New Zealand model could reform Australia’s aged care crisis

Ryman Healthcare Australia

Adopting a successful aged care model provided by New Zealand’s four largest retirement living providers could help solve Australia’s health crisis, a new discussion document reveals today.

The discussion document, commissioned by Ryman Healthcare, New Zealand’s largest retirement living and aged care provider, lays out a blueprint for reforming Australia’s underfunded, underperforming and unprofitable aged care sector.

It concludes that widespread adoption of a Continuum of Care model would provide a better quality of care for older Australians, reduce the cost of the aged care system on the taxpayer, alleviate pressure on the public health system, and increase housing supply.

The Continuum of Care model, whereby retirement living and aged care services are integrated within one village community, is widely adopted across the Tasman.

All of Ryman’s 38 retirement villages in New Zealand, as well as its seven in Victoria, have aged care centres, compared with just 30 percent of Australia’s retirement villages offering aged care facilities onsite or in close proximity[1].

The discussion document’s key recommendations include: establishing a national regulatory regime to govern the retirement living and aged care sectors as one; creating greater incentives in planning systems for integrated retirement living and aged care facilities; and introducing a specific home care package for retirement villages to help residents live independently for longer.

Cameron Holland, CEO of Ryman Healthcare Australia, said aged care in Australia needed to change to meet future demand.

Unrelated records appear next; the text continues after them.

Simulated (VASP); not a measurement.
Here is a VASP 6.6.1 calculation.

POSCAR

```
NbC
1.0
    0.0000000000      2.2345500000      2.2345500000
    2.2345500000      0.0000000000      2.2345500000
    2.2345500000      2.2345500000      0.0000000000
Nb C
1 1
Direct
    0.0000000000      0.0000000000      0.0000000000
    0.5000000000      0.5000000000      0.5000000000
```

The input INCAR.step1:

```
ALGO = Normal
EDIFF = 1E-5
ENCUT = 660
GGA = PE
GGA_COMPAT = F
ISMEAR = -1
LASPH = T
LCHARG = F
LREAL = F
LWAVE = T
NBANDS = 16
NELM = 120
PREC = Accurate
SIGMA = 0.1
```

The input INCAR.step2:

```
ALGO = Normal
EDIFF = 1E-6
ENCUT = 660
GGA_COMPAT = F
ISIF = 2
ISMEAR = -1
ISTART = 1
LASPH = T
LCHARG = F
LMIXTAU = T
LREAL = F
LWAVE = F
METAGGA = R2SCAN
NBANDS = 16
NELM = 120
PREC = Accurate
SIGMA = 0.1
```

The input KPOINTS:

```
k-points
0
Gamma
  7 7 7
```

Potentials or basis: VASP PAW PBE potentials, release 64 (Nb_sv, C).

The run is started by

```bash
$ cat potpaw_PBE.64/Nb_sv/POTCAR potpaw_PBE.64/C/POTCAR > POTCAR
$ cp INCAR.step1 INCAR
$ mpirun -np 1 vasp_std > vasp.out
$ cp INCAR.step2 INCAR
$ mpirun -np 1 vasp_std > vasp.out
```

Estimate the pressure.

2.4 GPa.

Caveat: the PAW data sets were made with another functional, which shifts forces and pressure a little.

“Aged care in Australia is fundamentally broken and, with almost 65 percent of operators currently running at a loss[2], and ageing aged care stock not meeting customers’ changing needs, the need to rethink our entire approach couldn’t be more urgent,” Mr Holland said.

“Yes, more government funding is needed but simply pouring more taxpayer dollars into a bucket with a hole in the bottom isn’t a sustainable long-term solution.

“I’m a fiercely proud Australian, but the simple truth is the Kiwis’ approach to aged care has been streets ahead of ours for decades. It’s why Ryman Healthcare expanded into Australia almost 10 years ago, and why demand for its more holistic offering has been so strong here ever since.”

Mr Holland said Australia’s aged care system is not fit for purpose today, let alone the increased demands of the future.

“A new model is needed to help fix this broken system, and we’ve seen first-hand how the New Zealand approach can work. And it works because the Continuum of Care model mirrors the unpredictable reality of the human experience.

“People downsizing into a retirement community to live independently know that if their or their partner’s health needs change in the future, they can access aged care right where they are. This approach minimises disruption and change in the most challenging of life stages for both residents and their families.

“Similarly for operators, capital investment, cost and income streams are diversified across a number of accommodation and service types that suit each life stage. This diversity improves the quality of investment and therefore quality outcomes for all stakeholders.

“This model is truly win-win-win for customers, operators and the government, and will spur much needed investment in a sector that will see massive growth in demand in the coming decades.”

The discussion document is being officially launched in Melbourne today by New Zealand’s High Commissioner to Australia, Dame Annette King, who also wrote the document’s foreword.

“The Continuum of Care model – widely used in New Zealand but only in its infancy in Australia – offers a strong basis on which to address two key issues facing the aged care sector: financial viability and, most importantly, improving the quality of care delivered to residents,” Dame Annette said.

“As Ryman is demonstrating in its villages in Victoria, as well as back home in New Zealand, the Continuum of Care model facilitates investment in the high-quality aged care that older people need and deserve.”

StewartBrown data released this month estimates the cost of creating a quality, sustainable aged care industry in Australia sits at over $9B per year, with $1.74B required to address home care issues and $7.61B needed to improve the standards of residential care[3].

With government budgets unable to stretch this far, Mr Holland said the private sector must play a role in futureproofing Australia’s aged care sector.

“The approach New Zealand has taken has fostered the investment and innovation the sector needs to meet the growing demand for quality care and has taken a huge weight off the government’s shoulders. There’s no reason Australia can’t follow suit.”

Cam Ansell, Managing Director of aged care consultancy Ansell Strategic, said older Australians spend more time in institutional long-term aged care facilities than any other OCED country.

“Australians spend, on average, more than 30 months in residential aged care – more than any developed country in the world[4]. But there are few options in between being at home and requiring care and residential aged care in Australia.

“Retirement villages can provide a substantial contribution to help address Australia’s aged care crisis.

“Our dependence on residential aged care facilities can be proportionately reduced through a more widespread adoption of the Continuum of Care approach, allowing providers to give high-quality, cost-effective care in the preferred environment of most older people.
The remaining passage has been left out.